Collaborative data analysis using Jobs

This guide explains how to work with colleagues on the same dataset using Projects and Jobs: how to share access, find each other’s processing runs, rerun workflows, and keep your work organized.

What gets shared when you collaborate

When you share a project with someone, they get access to:

Raw data and uploaded files in the project
Processed outputs generated by jobs (in the project folders)
The job history for that project (jobs run before and after they join)

That means your teammates can review, reproduce, and improve your analysis without exchanging files manually.

Roles: Manager vs Collaborator

A project can be shared with two permission levels:

Manager
- Can access data and jobs
- Can invite more people
- Best for team leads or project owners
Collaborator
- Can access data and jobs
- Can run analysis
- Cannot invite others

Use Managers sparingly to keep access controlled.

Go to Projects
Select the project
Find Managers / Collaborators
Click Edit
Add people as Collaborators or Managers

Tip: Add at least one other Manager as backup (vacations, handover).

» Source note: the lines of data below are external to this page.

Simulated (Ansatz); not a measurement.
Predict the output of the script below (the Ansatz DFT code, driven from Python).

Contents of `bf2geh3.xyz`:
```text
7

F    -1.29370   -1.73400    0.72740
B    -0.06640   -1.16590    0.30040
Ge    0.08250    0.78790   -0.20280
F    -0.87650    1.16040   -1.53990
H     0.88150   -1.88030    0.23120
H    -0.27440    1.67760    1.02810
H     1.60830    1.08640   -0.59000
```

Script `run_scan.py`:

Step 2 : Find your team’s jobs and outputs

Option A: Start from Jobs

Go to Analysis → Jobs
Use the available filters/search:
- Search by triggerer (the person who ran the job)
- Search by job template name (e.g., “Render Molecule”, “DIALS”, etc.)
Open a job to view:
- Input files
- Parameters used
- Logs
- Output files

Option B: Start from the project file space

Open the Project
Go to the Process (or output) folder
Each job typically creates its own output folder
Browse results (images, logs, reports, output datasets)

Use this when the job list is long and you want to quickly find “what was produced”.

Step 3 : Review a teammate’s job

For any job you can usually inspect:

Job Details (inputs, parameters, machine type)
Output files
Logs (useful for troubleshooting)

This is the fastest way to understand what a colleague did and whether the result looks correct.

Step 4 : Rerun a teammate’s job to iterate

Rerunning is the recommended way to collaborate:

You keep the same workflow and starting point
You can adjust parameters, inputs, or performance settings
The rerun creates a new output folder (so you won’t overwrite anyone’s results)

How to rerun

Open the job in Jobs
Click Rerun
Review the step-by-step flow:
- Inputs (verify file types are correct)
- Parameters (tune for improved results)
- Machine type/performance (CPU vs GPU, turbo vs standard)
Start the job

Result: Your rerun will appear in the job list with you as the triggerer.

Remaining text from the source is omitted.